“I think it’s pretty even-stevens. Us playing at home, obviously, gives us a little bit of an upper hand,” said the South Africa skipper Dean Elgar ahead of the first Test in Centurion.
All those claims were bashed by a rampant Indian team that registered a 113-run win to go 1-0 up in the series. This was India’s fourth Test win outside Asia in 2021. Inarguably, this was also the easiest of the four wins. There were times when South Africa were knocking on the door but never really got their foot in, even when India’s batting collapse provided a chance. On Criclytics Match Reel, 35 percent was the best chance the hosts ever had of a win.
The gulf of quality between the two sides was crystal clear. It has never been this wide with India the favorites to win their first series in South Africa if they were not before the first Test. The onus is on the hosts to punch above their weight now.
Passing Stat: India have never lost a Test at Johannesburg’s New Wanderers Stadium, playing three draws and winning twice.
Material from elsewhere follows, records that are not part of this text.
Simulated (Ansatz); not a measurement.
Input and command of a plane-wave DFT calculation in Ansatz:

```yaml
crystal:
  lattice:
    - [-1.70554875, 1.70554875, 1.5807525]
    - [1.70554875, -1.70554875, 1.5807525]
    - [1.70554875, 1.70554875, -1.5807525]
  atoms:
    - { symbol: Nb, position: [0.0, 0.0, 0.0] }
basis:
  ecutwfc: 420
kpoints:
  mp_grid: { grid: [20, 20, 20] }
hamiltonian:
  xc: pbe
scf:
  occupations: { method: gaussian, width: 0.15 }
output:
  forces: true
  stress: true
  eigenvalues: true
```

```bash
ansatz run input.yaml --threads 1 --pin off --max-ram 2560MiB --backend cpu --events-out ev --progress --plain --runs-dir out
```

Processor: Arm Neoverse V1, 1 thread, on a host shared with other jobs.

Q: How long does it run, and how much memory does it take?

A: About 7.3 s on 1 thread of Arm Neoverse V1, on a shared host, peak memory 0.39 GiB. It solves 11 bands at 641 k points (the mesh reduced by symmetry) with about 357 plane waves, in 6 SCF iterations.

The batting needs to step up
The biggest reason why South Africa never seemed in the contest despite spells of spirited fast-bowling was their feeble batting. They were bowled out for 197 and 191 in Centurion, only the third occasion of them being bundled under 200 twice in a home Test. At 48.5, they had the worst balls-per-wicket ratio for a Test team in 2021.
In 2018, they had the experience of AB de Villiers, Hashim Amla and Faf du Plessis doing just enough in a low-scoring series to keep them afloat. The absence of the same has hurt them and was intensely felt in Centurion. The void is now bigger with Quinton de Kock’s sudden retirement from Test cricket.
While de Kock was not available for the last two Tests of this series anyways, his announcement is a hammer blow in a longer term. It takes away a quality wicketkeeper. It takes away the experience of 54 Tests. It takes away the only counter-attacking batter in their line-up.
In this series, South Africa now have only three players with the experience of scoring a Test hundred. Assuming Kyle Verreynne will replace him, South Africa’s top six now have an aggregate of 9,186 Test runs. India’s captain (Virat Kohli) and vice-captain (KL Rahul) have over 10,000 runs in between them.
Dean Elgar and Temba Bavuma were the only ones to score fifties against the imperious India attack. At 10.3, Bavuma had the lowest false-shot percentage among all his teammates and only higher than Kohli and Ajinkya Rahane on both sides. He was left stranded in the second innings. This gives rise to the question if he should bat further up in the order, swapping position with either of Keegan Petersen or van der Dussen. There is not much South Africa can change in their batting owing to lack of options.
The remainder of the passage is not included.